I finished unraveling this mess during the Time Trial the next day. . . . oy.
(Obviously, this post is a bit tardy. Sick kid and sick me this weekend sort of cut things off. For the record, I entered the Tour a total Andy Schleck fan and was impressed by the Leopard-Trek tactics the whole way. But since I’m a Tour fan more than a fan of any particular rider, I switched to the doomed-from-the-start Team Thomas when he garnered yellow. I was a sucker for him in 2004 and remain so today. Cadel grew on me–he seemed so much less pinched this year and really, really fought for it on Galibier. He deserved the win. And, Contador, the Doper, went home empty-handed, which is as it should be.)
I knit things. Particularly sweaters, sometimes socks, often hats. Hats are a pretty sweet deal, really: they don’t take a whole crapton of yarn (read: they’re inexpensive), their construction is generally simple (read: they’re easy), and the exact size of a hat is generally unimportant–unless you’re my husband (read: hats forgive a multitude of gauge sins). Some knitters always have a sock on the needles, for that contemplative, round-n-round knitting, but socks are so tiny for me that I often find myself hunching over the stitches, which is not ergonomically sound. And then when I come to the heel flap and gusset, I have to stop and look at the pattern, or Charlene Schurch’s book on socks, in order to remember how the hell to do them. This is why I go to hats.
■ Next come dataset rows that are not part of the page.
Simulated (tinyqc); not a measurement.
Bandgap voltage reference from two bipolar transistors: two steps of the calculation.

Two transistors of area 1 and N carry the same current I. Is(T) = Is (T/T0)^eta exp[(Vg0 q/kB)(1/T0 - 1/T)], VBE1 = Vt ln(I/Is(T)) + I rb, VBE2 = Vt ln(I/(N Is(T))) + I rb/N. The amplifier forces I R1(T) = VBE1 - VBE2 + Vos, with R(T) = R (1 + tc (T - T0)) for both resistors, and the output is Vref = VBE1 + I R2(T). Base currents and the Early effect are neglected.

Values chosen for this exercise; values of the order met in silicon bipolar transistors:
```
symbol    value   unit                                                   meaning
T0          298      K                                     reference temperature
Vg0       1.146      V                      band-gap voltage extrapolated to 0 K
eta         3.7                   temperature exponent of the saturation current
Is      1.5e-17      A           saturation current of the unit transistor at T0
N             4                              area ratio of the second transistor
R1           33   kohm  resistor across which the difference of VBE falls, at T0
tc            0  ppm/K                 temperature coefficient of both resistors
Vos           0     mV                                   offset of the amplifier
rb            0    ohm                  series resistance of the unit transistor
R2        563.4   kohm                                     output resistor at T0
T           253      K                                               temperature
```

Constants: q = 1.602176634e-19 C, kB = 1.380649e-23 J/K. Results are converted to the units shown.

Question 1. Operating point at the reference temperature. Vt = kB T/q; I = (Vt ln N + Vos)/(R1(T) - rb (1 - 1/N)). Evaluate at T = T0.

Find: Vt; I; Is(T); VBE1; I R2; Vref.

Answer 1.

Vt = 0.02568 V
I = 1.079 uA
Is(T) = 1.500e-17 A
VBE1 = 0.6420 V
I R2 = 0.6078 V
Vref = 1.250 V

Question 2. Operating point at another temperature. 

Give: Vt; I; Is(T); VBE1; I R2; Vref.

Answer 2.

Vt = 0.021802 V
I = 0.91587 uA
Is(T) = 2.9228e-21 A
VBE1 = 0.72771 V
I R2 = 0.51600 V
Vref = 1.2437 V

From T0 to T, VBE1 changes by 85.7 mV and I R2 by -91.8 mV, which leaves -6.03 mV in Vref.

I’ve knit the boyfriend hat pattern a few times. My nephews liked them (at least I hope they did–I wonder if they are as picky as their uncle when it comes to things on their heads?) and I think my uncle wears his. I knit a beret for me in a soft bunny yarn, and another one in SUPER LOUD ORANGE, with a scarf to match. (all flickr links)
So this last month, it’s been hats for the girls and for my friends. I started out knitting the Spring Cap design by Wooly Wormhead THREE times. I only have pictures of Greta’s and Ingrid’s, though. I need to snap a photo of Ainslie in hers. These used mostly yarn leftovers and made super-cute girlie hats. Next I bought a skein of Lion Brand Homespun yarn, which is the go-to yarn for the ladies’ guild knitting crews and generally not my style, what with being made of acrylic monsters and all, and knit TWO Elizabeth Zimmermann snail hats out of that one skein. Greta has snagged one for herself (she wears knitted hats like a funky fashion statement) and the other is for Kim (shhhhhh).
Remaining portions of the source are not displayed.